Solid Minerals: Reforms Push Revenue From N16bn To N70bn in 2025

Minister of Solid Minerals Development, Dr Dele Alake

Nigeria’s solid minerals sector is projected to generate more than ₦70 billion in revenue in 2025, continuing a sharp upward trajectory attributed to reforms introduced under President Bola Ahmed Tinubu’s administration.

In a statement signed by Segun Tomori, Special Assistant on Media to the Minister of Solid Minerals Development, the sector’s revenue rose from ₦16 billion in 2023 to ₦38 billion in 2024, marking what he described as an unprecedented turnaround.

“It is no happenstance that revenue from solid minerals has surged astronomically since the advent of the President Bola Tinubu administration,” Tomori said.

According to the statement, the gains follow a series of policy and regulatory reforms implemented by the Minister of Solid Minerals Development, Dr. Dele Alake, guided by a seven-point agenda aimed at sanitising the mining sector and attracting serious investors.

Tomori noted that in late 2023, the ministry revoked 1,633 mining licences over non-payment of annual service fees, while another 924 dormant licences were withdrawn in early 2024.

“Armed with the now-famous seven-point agenda, the minister hit the ground running with reforms that freed up space for serious investors,” he said.

The statement also highlighted efforts to curb illegal mining through the establishment of mining marshals in 2024. According to Tomori, more than 300 illegal miners have been apprehended, about 150 are facing prosecution, and 98 illegal mining sites have been recovered.

“Illegal mining, the elephant in the room, is being tackled decisively with the establishment of the mining marshals,” he said.
To promote inclusivity, the minister introduced a cooperative federalism model that allows states to apply for mining licences and operate through limited liability companies, despite mining being on the exclusive legislative list.

“This creative approach has produced tremendous results, with several states now entering joint venture partnerships that have attracted investments,” Tomori added.

The statement disclosed that the reforms have spurred industrial growth, including the emergence of lithium processing plants and a proposed $400 million rare earth metals facility, while nearly $1.5 billion in foreign direct investment has been attracted to the sector since 2023.

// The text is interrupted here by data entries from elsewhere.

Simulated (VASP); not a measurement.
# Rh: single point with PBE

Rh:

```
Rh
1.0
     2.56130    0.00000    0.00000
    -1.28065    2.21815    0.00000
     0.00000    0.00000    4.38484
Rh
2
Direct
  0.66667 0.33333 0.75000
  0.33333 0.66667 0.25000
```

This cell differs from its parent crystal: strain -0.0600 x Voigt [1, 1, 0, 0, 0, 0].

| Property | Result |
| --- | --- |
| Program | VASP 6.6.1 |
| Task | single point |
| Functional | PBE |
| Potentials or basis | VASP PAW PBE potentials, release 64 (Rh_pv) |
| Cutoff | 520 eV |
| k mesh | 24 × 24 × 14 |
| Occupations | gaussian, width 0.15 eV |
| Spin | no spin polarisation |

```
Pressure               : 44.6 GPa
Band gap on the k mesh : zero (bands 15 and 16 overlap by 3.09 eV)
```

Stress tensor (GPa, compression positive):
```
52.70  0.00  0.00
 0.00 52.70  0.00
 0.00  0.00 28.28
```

On the continental front, Tomori said Nigeria’s push for local value addition—requiring processing or partial refining of minerals before export—has gained international recognition, leading to the formation of the Africa Minerals Strategy Group.

“Nigeria’s advocacy for local value addition has caught continental attention, positioning the country at the forefront of Africa’s mining renaissance,” he said.

He also pointed to the launch of the Nigeria Minerals Decision Support System, a web-based platform designed to ease doing business by providing investors with access to geoscientific and economic data.
Despite the progress, Tomori said the sector’s current revenue remains modest compared to its vast potential.

“Though unprecedented, crossing the ₦70 billion mark is still a drop in the ocean considering the enormous opportunities in the mining sector,” he said.

He expressed optimism that ongoing reforms would further boost revenue and strengthen the sector’s contribution to the economy.
“We are confident that by consolidating on these reforms, solid minerals will become a major contributor to Nigeria’s Gross Domestic Product in the coming years,” the statement concluded.